June 24, 200818 yr Author The server seems to be acting a little funny. The strange thing is everything looks fine from the management utility or browser console (whatever you call it). It is 75% through the parity check and there are no errors. The disk status shows that all drives are healthy. However, when I try to play a media file (specifically some of my music files) from several of the machines connected to the network, then I have troubles. I was also trying to sync a portable player and WMP was having trouble reading the tracks and the file sync/transfer was just reporting 'error'. Is this because the server is going through a parity check? I've run parity checks and have been able to both read and write to the server without any problems in the past. I've attached my syslog to this post. Let me know if it gives you any clues. Thanks for your help.

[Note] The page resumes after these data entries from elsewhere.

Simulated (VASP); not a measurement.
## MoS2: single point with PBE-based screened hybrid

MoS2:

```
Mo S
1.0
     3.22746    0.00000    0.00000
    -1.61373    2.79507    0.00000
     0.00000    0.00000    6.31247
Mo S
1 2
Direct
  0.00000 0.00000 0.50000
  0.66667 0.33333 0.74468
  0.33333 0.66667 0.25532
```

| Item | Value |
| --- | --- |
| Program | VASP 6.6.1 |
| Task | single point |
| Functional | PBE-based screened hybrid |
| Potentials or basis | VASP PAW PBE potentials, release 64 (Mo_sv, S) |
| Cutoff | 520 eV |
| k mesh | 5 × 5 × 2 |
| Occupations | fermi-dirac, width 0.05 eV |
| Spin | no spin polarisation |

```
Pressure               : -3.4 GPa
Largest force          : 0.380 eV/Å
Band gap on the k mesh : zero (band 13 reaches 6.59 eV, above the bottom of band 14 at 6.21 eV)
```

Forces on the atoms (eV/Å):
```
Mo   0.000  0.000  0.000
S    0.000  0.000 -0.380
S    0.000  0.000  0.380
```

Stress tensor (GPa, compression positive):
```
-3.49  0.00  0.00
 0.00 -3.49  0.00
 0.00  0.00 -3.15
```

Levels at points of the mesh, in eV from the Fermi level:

June 24, 200818 yr Author There's something I forgot to mention in my first post. When I went to the management utility, I noticed 3 of my 4 drives were spun down. So before stopping the array, I pick the button to spin up all the drives. Then after all the green dots stopped flashing, I picked the stop button. So I wonder if even though the management utility showed the green dots had stopped flashing, maybe the drives were not fully spun up when I picked the stop button.
June 24, 200818 yr I am not an expert at reading these logs (but I'm learning). Hopefully someone else will chime in. I did notice two points in the log where there were substantial delays: Jun 23 18:17:42 Media kernel: can't shrink filesystem on-line Jun 23 18:20:33 Media emhttp: shareCount not found Jun 23 18:21:48 Media last message repeated 2 times Jun 23 18:37:18 Media kernel: ReiserFS: md1: replayed 1177 transactions in 1178 seconds It appears that there is some issue with usershares? ("sharecount not found" took 3 minutes to return.) Someone else needs to look at this that knows more than me. The last line I am familiar with. Whenever there is a dirty shutdown you will find unapplied transactions that need to be written to disk. The fact that it took 20 minutes to replay 1177 transactions seems excessively long. You should run smartctl on your "disk1" disk to make sure it is not having problems. (Follow Troubleshooting link in my sig and search for smartctl for instructions). I wish that unRAID would do a "sync" command internally from time to time to prevent large numbers of unapplied transactions staying unwritten for long periods of time. There is another 10 minute delay almost at the bottom of the log, again seems related to shares ... Jun 23 18:37:24 Media emhttp: shcmd (13): killall -HUP smbd Jun 23 18:47:28 Media emhttp: shareUseCache not found Note that yoiu are running 4.3b6 - a version that contains an issue with adding new disks to the array. Make sure to update before trying to add a new drive.
June 24, 200818 yr Author This morning I checked to see if the parity check completed without errors. It looks like the server isn't working now. After hitting the Refresh command, the browser than showed "Problem loading page". I can no longer make a Telnet connection. So I am going to try connecting a monitor to see what's happening.
June 24, 200818 yr Author I've attached a screen shot to this post. The cursor is flashing at the bottom of the screen and unRAID doesn't respond to any keystrokes. What should I do next? Should I try manually restarting the server? Should I remove the usb flash drive and update the files to the latest version of unRAID?
June 24, 200818 yr Looks like the kernel crashed. I surmise that there is an issue with a directory and when samba(smbd) looked at it, the kernel had issues. Do you remember what disk was accessed last? or what file you tried to access... I suspect that particular disk may have issues and do a reiserfsck on it. after the volume was unmounted. First and foremost, reboot the server and do a memtest to insure memory is not an issue.
June 24, 200818 yr Author I think it was probably disk1. There's a slight chance it could also be disk3.
June 24, 200818 yr I've attached a screen shot to this post. The cursor is flashing at the bottom of the screen and unRAID doesn't respond to any keystrokes. What should I do next? Should I try manually restarting the server? Should I remove the usb flash drive and update the files to the latest version of unRAID? You have had a kernel crash. Your only choice is to restart the server by rebooting. It will do a parity check since you did not cleanly shut down. Once that is completed, perform a file system check on each of your disks. Instructions in the wiki here: http://lime-technology.com/wiki/index.php?title=Check_Disk_Filesystems Your stack trace shows the crash occurred in the SMB Daemon. Odds are it is file-system corruption that caused it to reference memory that did not exist. Outside chance is bad memory, or incorrect memory voltage, or timing setting in the BIOS. If the file systems check out OK, stop the array, and reboot again, this time choosing the memory test option to check it out. Only after those tasks are completed, consider upgrading to the latest release. No sense complicating your life until then. Joe L.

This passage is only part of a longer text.